Question: Using the dissociation constant, \({K_d} = 1 \times 1{0^{ - 44}}\), calculate the equilibrium concentrations of \(F{e^{3 + }}\;and\;C{N^ - }\) in a \(0.333M\) solution of \(Fe(CN)_6^{3 - }\).

The product of the reactant concentration divided by the product concentration yields the dissociation constant.

\({K_d} = \)Product of concentration of reactants\( \div \)concentration of products

Consider the reaction,

Since, it is given that, the initial concentration of\({\rm{Fe}}({\rm{CN}})_6^{3 - }{\rm{\;is\;}}0.333{\rm{M}}\)and the dissociation constant is\({K_d} = 1 \cdot {10^{ - 44}}\).

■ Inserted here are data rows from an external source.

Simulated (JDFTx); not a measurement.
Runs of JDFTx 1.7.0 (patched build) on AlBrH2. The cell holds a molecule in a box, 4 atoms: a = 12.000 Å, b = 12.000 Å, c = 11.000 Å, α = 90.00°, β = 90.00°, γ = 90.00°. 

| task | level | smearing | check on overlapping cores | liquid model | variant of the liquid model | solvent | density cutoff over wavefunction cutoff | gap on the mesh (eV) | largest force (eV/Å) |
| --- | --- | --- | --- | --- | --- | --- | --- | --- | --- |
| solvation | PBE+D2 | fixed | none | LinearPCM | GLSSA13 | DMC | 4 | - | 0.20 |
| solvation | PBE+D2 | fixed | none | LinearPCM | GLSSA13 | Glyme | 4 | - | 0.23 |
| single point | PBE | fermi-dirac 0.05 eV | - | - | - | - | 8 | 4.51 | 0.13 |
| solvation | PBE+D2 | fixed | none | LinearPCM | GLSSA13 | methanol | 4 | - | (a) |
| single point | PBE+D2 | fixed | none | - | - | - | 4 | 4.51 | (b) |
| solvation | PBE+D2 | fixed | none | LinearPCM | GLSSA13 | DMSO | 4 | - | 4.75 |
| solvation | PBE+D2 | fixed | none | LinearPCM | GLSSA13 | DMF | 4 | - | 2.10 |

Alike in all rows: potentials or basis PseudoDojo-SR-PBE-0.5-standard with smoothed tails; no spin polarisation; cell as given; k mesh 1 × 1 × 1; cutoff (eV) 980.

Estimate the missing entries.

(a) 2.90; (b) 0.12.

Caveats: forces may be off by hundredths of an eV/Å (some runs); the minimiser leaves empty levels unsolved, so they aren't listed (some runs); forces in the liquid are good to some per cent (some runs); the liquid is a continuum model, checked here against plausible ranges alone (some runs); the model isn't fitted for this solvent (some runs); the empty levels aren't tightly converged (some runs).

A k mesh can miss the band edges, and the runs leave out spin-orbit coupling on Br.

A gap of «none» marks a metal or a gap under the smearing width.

Calculate the equilibrium concentrations of \({\rm{F}}{{\rm{e}}^{3 + }}{\rm{\;and\;C}}{{\rm{N}}^ - }\),

Find the equilibrium concentrations using the formula,

\({K_d} = \frac{{\left( {F{e^{3 + }}} \right) \cdot {{\left( {C{N^ - }} \right)}^6}}}{{\left( {Fe(CN)_6^{3 - }} \right)}}\)

Substitute the values,

\(1 \cdot {10^{ - 44}} = \frac{{x \cdot {{(6x)}^6}}}{{0.333 - x}}\)

Since,\({K_d}\)is smaller than\({10^{ - 4}}\),assume that\(0.333 - {\rm{x}} \approx 0.333\)

\(\begin{array}{*{20}{c}}{1 \cdot {{10}^{ - 44}} = \frac{{x \cdot {{(6x)}^6}}}{{0.333}}}\\{46656{x^7} = 3.33 \cdot {{10}^{ - 45}}}\end{array}\)

\(\begin{array}{*{20}{c}}{{x^7} = 7.14 \cdot {{10}^{ - 50}}}\\{x = 9.53 \cdot {{10}^{ - 8}}{\rm{M}}}\end{array}\)

Hence, the equilibrium constant can be calculated as,

\(\begin{array}{*{20}{c}}{\left( {F{e^{3 + }}} \right) = x = 9.53 \cdot {{10}^{ - 8}}{\rm{M}}}\\{\left( {C{N^ - }} \right) = 6x = 5.72 \cdot {{10}^{ - 7}}{\rm{M}}}\end{array}\)

Therefore, the equilibrium concentrations of \({\rm{F}}{{\rm{e}}^{3 + }}{\rm{\;and\;C}}{{\rm{N}}^ - }\) in a \(0.333{\rm{M}}\) solution of \(Fe({\rm{CN}})_6^{3 - }\)is\(\left( {F{e^{3 + }}} \right) = 9.53 \cdot {10^{ - 8}}{\rm{M}}\)and\(\left( {C{N^ - }} \right) = 5.72 \cdot {10^{ - 7}}{\rm{M}}\).